Argentinos Juniors, Estadio Diego Armando Maradona

Based in the Barrio of La Paternal around a 40 minute walk from our Airbnb, Argentinos Juniors aren’t by any means Buenos Aires biggest club but are certainly one of its most important. The club is probably best known for giving Diego Maradona his debut in senior football aged just 15. El Pibe de Oro enjoyed five years in La Paternal before moving on to bigger things with Boca, Barcelona and Napoli. Maradona is probably the best example of El Bicho’s notable youth system that has also provided the likes of Juan Román Riquelme, Fernando Redondo, Esteban Cambiasso, and, erm, Julio Arca. It’s not just in youth football where Argentinos Juniors have excelled, in the mid-1980’s the club had its most successful period winning two titles, the Libertadores and Copa Interamericana in a three year period. The club just missed out on the Intercontinental title in 1985 drawing 2-2 with Italian giants Juventus, going down 4-2 on penalties in Tokyo.

I was told prior to the trip that Argentinos matches were easy to pick up tickets for on the day, so we took the walk to the ground walking through Chacarito to La Platernal. A warm pleasant night for two pretty knackered travellers that had got off a 14 hour flight earlier that morning. Most games in Argentina are staggered throughout the weekend so the match against Rosario Central kicked off at 9:10. After being sent around the stadium by security we eventually found the ticket office and picked up two tickets in the stand costing A$1,500 (around £18) each. Next to the ticket office was a fantastic unofficial merchandise shop where in an area smaller than most peoples front rooms was pretty much every piece of Argentinos Juniors stuff you could think of where, of course I bought a magnet.

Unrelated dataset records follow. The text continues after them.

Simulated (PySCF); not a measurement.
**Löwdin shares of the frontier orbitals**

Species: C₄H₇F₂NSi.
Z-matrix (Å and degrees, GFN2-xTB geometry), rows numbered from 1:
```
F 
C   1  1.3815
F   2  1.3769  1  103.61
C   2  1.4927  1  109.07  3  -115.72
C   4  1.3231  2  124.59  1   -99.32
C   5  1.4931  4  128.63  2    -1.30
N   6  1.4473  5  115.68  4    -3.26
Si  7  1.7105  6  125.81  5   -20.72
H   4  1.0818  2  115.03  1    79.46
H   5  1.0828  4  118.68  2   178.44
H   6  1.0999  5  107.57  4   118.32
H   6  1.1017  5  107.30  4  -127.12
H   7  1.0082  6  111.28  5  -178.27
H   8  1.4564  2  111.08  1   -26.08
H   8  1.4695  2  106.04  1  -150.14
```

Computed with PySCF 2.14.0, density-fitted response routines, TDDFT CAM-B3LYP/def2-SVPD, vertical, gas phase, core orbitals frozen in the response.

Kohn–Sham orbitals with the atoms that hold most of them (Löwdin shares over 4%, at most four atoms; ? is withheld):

To attend Argentine games you need to take a form of ID, so if you do go always make sure you carry your passport with you. Driving Licenses often aren’t enough. We made our way through the security lines and into the main stand. Booze isn’t sold at grounds in Argentina, so if you want pints stay out of the ground until kick off. In this case we had turned up probably a bit too early. I’d seen beforehand Argentinos tunnel was an inflatable Diego Maradona, I can’t lie this was one of the big draws to go and watch them. When we arrived there it wasn’t there, in fact there was no sign of it. Genuinely the most disappointing starts to the trip… or so I thought. Argentine stadiums might a little more tired than their English counterparts however the quality of their inflatable tunnels is unrivalled. Around ten minutes before kickoff, in no time at all, Caterpilliego was rolled out and inflated ready for the match. Is this the greatest example of engineering ever? For me, yes.

As the Barra brava spilled into the ground the teams came out and we were ready to go, both teams were on 36 points with an outside chance of Libertadores qualification. In this blog I won’t really go deep into football, it’s more about the experience, what I will say though is this was great fun. An end to end game with both teams going for it, lots of hard tackles, excellent foot work, all without the histrionics that seem to dominate in Europe. Our first 45 minutes in Argentina saw 2 goals, a near miss from the halfway line, a back header well saved, as it ended 1-1 Rosario took the lead after 15 minutes from a corner, clever flick on and back post finish. Argentinos drew level with a back post ball that was headed home wonderfully, similar neck muscle action to Gullit against the USSR in the Euro 88 Final.

The second half was similar to the first, plenty of attacking football as both teams tried to find a goal, a red card for the Rosario manager and a winner for Argentinos with a well struck volley from the outside of the area. It took a slight nick on the way through but was an excellent strike. Oh, and I had already found my favourite player of the whole trip in 39 year old Uruguayan journeyman Santiago Silva. The big baldy boy ran himself into the ground all match. Did that really matter? In all honesty no because Diego tunnel was being inflated again.

After the match we popped to a bar across the road for a Quilmes and a chat before our walk home. It was essentially a shrine to Diego and included a full size model of the Libertadores. This wouldn’t be our last run in with a full size Libertadores or shrines to Diego for that matter. We made our way back to the apartment after our first Argentine adventure. While reasonably quiet, a fantastic opener after a long day. It was onto Boca the next day.